In February 2012, the Supreme Court of Canada (SCC) ruled that Internet broadcasting is not subject to current regulatory authority under the Broadcasting Act.
The high court's decision in Alliance of Canadian Cinema, Television & Radio Artists v. Bell Aliant Regional Communication LP adopted both the decision and reasoning of the Federal Court of Appeal judgment that it was reviewing.
"We therefore agree with [Federal Court of Appeal Justice] Noël J.A.'s answer to the reference question, namely, that ISPs [Internet service providers] do not carry on 'broadcasting undertakings' under the Broadcasting Act when, in their role as ISPs, they provide access through the Internet to 'broadcasting' requested by end-users," the court wrote.

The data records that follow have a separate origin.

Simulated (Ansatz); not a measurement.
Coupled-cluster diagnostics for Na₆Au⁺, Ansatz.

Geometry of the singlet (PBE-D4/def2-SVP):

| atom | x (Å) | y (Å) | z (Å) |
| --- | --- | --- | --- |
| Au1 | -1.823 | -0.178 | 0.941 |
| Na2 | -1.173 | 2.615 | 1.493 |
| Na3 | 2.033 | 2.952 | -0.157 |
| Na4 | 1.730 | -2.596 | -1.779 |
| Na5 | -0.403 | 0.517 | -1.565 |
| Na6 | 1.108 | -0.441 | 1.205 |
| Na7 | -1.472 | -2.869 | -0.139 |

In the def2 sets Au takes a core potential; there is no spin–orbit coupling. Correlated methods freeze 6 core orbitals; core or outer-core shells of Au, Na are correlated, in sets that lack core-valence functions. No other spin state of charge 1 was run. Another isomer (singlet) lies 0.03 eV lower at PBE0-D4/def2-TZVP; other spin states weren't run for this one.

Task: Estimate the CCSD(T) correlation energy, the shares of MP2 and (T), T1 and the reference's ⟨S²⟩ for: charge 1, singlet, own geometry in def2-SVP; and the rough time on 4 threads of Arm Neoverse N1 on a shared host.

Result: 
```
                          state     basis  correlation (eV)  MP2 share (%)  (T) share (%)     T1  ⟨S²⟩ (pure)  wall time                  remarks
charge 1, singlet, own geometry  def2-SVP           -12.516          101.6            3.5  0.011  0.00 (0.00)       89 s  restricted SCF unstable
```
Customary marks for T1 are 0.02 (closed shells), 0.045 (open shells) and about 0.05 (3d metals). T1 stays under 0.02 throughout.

The case finds its origins in a Canadian Radio-television and Telecommunications Commission (CRTC) hearing on media exemptions during which arose the question of whether ISPs were subject to regulation. The CRTC referred the question to the Federal Court of Appeal.
As the SCC saw it, ISPs were only conduits to the Internet and therefore not subject to regulation as broadcasters.
"The Act makes it clear that 'broadcasting undertakings' are assumed to have some measure of control over programming," the court noted.
In their role as conduits, ISPs did not engage the Broadcasting Act's policy objectives, including the cultural enrichment of Canada, the promotion of Canadian content, establishing a high standard for original programming, and ensuring that programming is diverse.
"When providing access to the Internet, which is the only function of ISPs placed in issue by the reference question, they take no part in the selection, origination, or packaging of content," the court wrote.
Although the Broadcasting Act did define "broadcasting" as any "transmission of programs," it did not implicate an entity that merely provided the means of transmission. Indeed, the court concluded, only the actual sender of the message could be seen as transmitting it.
"It is the person who breathes into the instrument the message which is transmitted along the wires who alone can be said to be the person who 'transmits' the message," the court wrote. "The owners of the telephone wires, who are utterly ignorant of the nature of the message intended to be sent, cannot be said ... to transmit a message of the purport of which they are ignorant." [Emphasis added by court]
The decision means that ISPs, including Bell Canada and Rogers Communications Inc., are not at risk of paying levies that cultural groups had been asking the CRTC to impose on ISPs to fund the development of Canadian new media broadcasting content. It will also help the CRTC, which has been struggling to determine the scope of its jurisdiction in the digital age.
A decade ago, the Internet was off limits for the CRTC. But today it is facing complex questions like whether it should regulate "over-the-top" providers of content, such as Netflix — questions that are of paramount concern, for example, to cable providers, conventional broadcasters and pay-for-view channels that rely on being the first point of entry for film libraries.
There's also the possibility of a regulatory turf war between the CRTC and Canada's Competition Bureau. Observers are speculating about whether the Bureau will continue to leave it to the CRTC to actually enforce some of the things about which they have expressed concern, like vertically integrated companies sharing content with competitors.
Making matters worse, the federal government and the CRTC have yet to truly confront the conflict between traditional policies and the realities of the Internet age. How digital technologies will impact on historical Canadian content policy has a variety of implications for broadcasters and others.
Media content no longer flows through discrete channels, where networks broadcast television shows, movies are shown in theatres and books are sold in stores; rather, movies, music and books, to name but a few, can all be expressed in the same binary code and transmitted as digital information over the same fibre optic, coaxial, or copper cables.
The difficulty is that the legal and regulatory framework for the evolution of digital media is still nascent in Canada. The result is that lawyers in the telecommunications and related fields are operating in a tentative environment that features fast moving dynamics and business models that are not stable, an environment that makes it difficult for the profession to help clients formulate informed strategic decisions.